The costume designer reveals how she helped fabricate The Holdovers’ sensitive and encompassing visual language
Seaming together the narrative turns of The Holdovers, a redemptive tale which unfurls against the cold-hearted backdrop of an elite New England boarding school, is costume designer Wendy Chuck’s magnificent tweed-heavy outfitting. Through her precision, each costume not only appeases the marooned (in both tone and location) early 1970s setting, but also allows the viewer to gently bear witness to the characters’ prickled stories.
Chuck and The Holdovers’ director Alexander Payne have worked together now on eight films, an ongoing relationship that allows Chuck to swiftly understand the quirks and specificities of his vision. “We had one day, two days before we started shooting, to do all of the fittings,” the costume designer laughs, “so to get all these guys fitted and in character in one day was nothing short of a miracle.”
Additionally, as the film unfolds within a tight two-week frame, Chuck had to ensure that each character fully inhabited every detail of their costume. “You don’t want to keep introducing new things,” she explains, “when something is so character-driven, you kind of get an iconic look and stick with it.” Coats, in particular, came to carry great significance, protecting not only against frigid north-eastern American winters but also swaddling each character’s hurt and sadness.
Below, AnOther caught up with Wendy Chuck to discuss how she came to fabricate The Holdovers’ sensitive and encompassing visual language through her costume design.
Madeleine Rothery: What was the starting point for developing your visual language?
Wendy Chuck: We started with general references of late 60s clothes, and then narrowed it into the academic world, which is a little more specific and less fashion-forward. Then we narrowed it into more character-driven references. My assistant and I started making photo files of every character and we’d just dump things into there. When I would meet with Alexander [Payne], I’d show him, and we’d start eliminating or formulating. For Paul, he came in with the reference of “Mr McAllister in [the film] Election” but 30 years on. Different environment, but that same kind of sad sack-ness about him.
We went to Western Costume in Los Angeles, where I’m based, and just started pulling a bunch of vintage rentals from the stacks there. I put together a Paul Hunnam look, which is all very dishevelled. [Alexander] also gave me the look of corduroy but really worn in, with elbow pads and kind of busted-out knees. And it’s all to look really old, like he’s had it forever.
MR: Did anything change when you then met Paul Giamatti?

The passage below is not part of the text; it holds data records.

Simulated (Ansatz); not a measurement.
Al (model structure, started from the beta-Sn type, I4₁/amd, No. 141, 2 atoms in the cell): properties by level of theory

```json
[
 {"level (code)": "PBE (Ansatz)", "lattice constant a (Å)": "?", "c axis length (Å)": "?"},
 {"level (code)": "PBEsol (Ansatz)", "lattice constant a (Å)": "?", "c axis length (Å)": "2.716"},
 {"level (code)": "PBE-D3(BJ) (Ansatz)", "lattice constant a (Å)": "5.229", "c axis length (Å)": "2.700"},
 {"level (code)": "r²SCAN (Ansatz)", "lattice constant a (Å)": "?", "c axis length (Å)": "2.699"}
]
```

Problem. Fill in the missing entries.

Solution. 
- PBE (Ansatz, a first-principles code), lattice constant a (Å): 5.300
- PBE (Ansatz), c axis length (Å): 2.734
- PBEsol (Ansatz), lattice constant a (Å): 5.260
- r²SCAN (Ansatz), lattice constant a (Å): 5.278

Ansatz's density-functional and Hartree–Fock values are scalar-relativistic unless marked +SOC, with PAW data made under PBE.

WC: We didn’t have a lot of time to be able to change things. Paul [Giamatti] is such a collaborator so I’d spoken to him before. And David Hemingson, the writer, had attended the schools so he had reference to a company in New York called J Press where he knew that all his teachers had sourced their clothes. And they are still in existence – they still have the three-piece corduroy suits. So, we were able to go there and get in his head. That’s where Paul’s Christmas party suit comes from … J Press is still very much a walk-in and walk-out, like with a professorial look kind of shop.
MR: There’s a coherency among each character’s costume yet there are tonal differences which really materialises the underlying narrative tension – each has their own tragedies, but they are ultimately cut from the same cloth. How did you develop each colour palette?
WC: I don’t know I did it so consciously. Everything happened so fast, and the fittings of the boys were all in one day … But I knew that I was going to put Mary [Lamb] in blue and red colours. Just this morning, I found some old emails that Alexander had sent me in reference to colour and the Virgin Mary. The red and blue are the colours of the Virgin Mary; together they make purple. Paul’s [palette] was kind of dull and grey like a mouse. And Angus had more greens and blues. But they weren’t bright, and they weren’t outside of the palette of the late 60s. But I think there was enough definition for them to be individual and cut from the same cloth as you said.
MR: Were there any challenges in dressing modern body types in vintage silhouettes?
WC: That period was a crossover – we still had the stovepipe [pants] of the 60s, some slight bootcut, and then some wider flares. But they were so high-waisted and modern bodies can’t really wear them. I really do think bodies were shaped differently then. What I’ve learnt – and I’ve said this a few times now – is that fast food wasn’t around at that time. So, especially in the US where it’s so abundant now, and we have an obesity problem, bodies are different. And also, shoe sizes – feet weren’t as big or as wide then … So, you know, there’s the challenge for a designer who wants to use vintage but has to fit a modern body!
The Holdovers is out in UK cinemas now.